Innovating for Impact: Leading Product Development with an Impact and ESG Lens

By Jonty Rawlins, Executive Director - Sustainability | Platcorp Group

There's a phrase I find myself pushing back on fairly often: "doing well by doing good." It sounds right, but it lets institutions off the hook too easily, as if impact is a reward for financial success rather than a precondition for it. At Platcorp, we see things differently. ESG and impact are not the goodwill appendix at the back of our annual report. They are built into how we design products, price risk, and make lending decisions from the outset.

That shift from CSR as charity to ESG as strategy is happening across the African financial sector and not a moment too soon.

The Landscape Is Changing

Africa's climate finance needs are estimated at $2.5–$2.8 trillion by 2030, yet capital flows still fall far short. The institutions that will close that gap are the ones moving beyond sustainability as a "department" to sustainability as a "discipline," embedding climate and social considerations into their core credit models. 

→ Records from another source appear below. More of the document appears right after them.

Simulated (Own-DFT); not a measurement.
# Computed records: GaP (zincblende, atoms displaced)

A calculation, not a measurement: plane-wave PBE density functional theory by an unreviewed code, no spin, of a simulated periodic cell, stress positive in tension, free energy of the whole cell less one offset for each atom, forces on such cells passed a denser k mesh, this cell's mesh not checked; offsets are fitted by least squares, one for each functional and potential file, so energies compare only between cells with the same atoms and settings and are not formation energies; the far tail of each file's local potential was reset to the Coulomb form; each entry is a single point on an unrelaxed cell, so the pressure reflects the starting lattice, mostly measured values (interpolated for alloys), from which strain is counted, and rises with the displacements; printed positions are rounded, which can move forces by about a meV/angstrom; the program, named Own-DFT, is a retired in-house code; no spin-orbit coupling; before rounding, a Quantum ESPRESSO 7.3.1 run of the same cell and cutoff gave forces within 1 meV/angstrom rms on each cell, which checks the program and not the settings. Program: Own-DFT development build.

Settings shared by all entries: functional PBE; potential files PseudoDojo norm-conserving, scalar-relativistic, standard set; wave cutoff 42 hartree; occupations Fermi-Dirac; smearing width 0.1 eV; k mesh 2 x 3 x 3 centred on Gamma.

We are also seeing meaningful moves regionally; RMB's first social bond issuance for female-owned businesses — raising 2.5 billion rand — signals that gender-lens investing is graduating from aspiration into a bankable product category. KCB Foundation's 2Jiajiri programme has supported around 37,000 businesses through vocational training and access to finance, creating almost 61,000 jobs. These aren't fringe initiatives; they are evidence that well-designed inclusive finance generates real economic activity.

What This Looks Like in Practice

We operate across Kenya, Uganda, Tanzania, Zambia, and South Africa, serving over 350,000 active borrowers — 49% in rural areas; 54% of our MSME clients are women; and our average loan size is around $385. That context shapes everything about how we build products.

Our agricultural finance portfolio is a case in point. We now reach over 54,000 smallholder farming clients, and for every agri loan we originate, we require participation in agronomist-led training on climate-smart farming. This is not philanthropy, it's risk management. A farmer who understands drought-resilient crop varieties and soil management is a better credit risk. Climate resilience and portfolio quality move together.

The same logic applies to our clean energy lending. Solar, biogas, and water tank loans reduce household energy and water costs, thereby directly increasing the disposable income available for repayment. When we finance a household solar system, we simultaneously reduce climate vulnerability and build a more resilient borrower. The impact and the commercial logic are the same decision.

Measuring What Matters

It's not enough to count loans; we have to track whether borrowers are genuinely better off. We are rolling out the Poverty Probability Index (PPI) across our loan origination process, giving us a household-level poverty score at origination and at loan maturity. This lets us ask the honest question: Did this lending move someone forward?

We have measured operational Scope 1 and 2 emissions since 2020, with a Net Zero 2040 target and a commitment to report Scope 3 financed emissions for the first time in 2026. For a microfinance institution, financed emissions are where the real climate story lies, and we intend to tell it with data.

The Access to Capital Argument

There is also a straightforward commercial case. Institutions that build credible ESG infrastructure attract institutional capital from partners who need confidence that their money is deployed responsibly. Our partnerships with IFC, Swedfund, Symbiotics and Enabling Qapital are the direct result of building that credibility systematically, not claiming impact, but demonstrating it.

ESG, when done well, is not a constraint on growth. When you properly finance farmers, train them, screen for climate risk, and track outcomes, you get lower defaults, stronger client relationships, and a portfolio built to withstand shocks. When inclusion is your core proposition rather than an afterthought, you access markets others have written off and build something durable. That is the innovation we are committed to at Platcorp: impact-led product development that makes the business stronger while genuinely changing lives.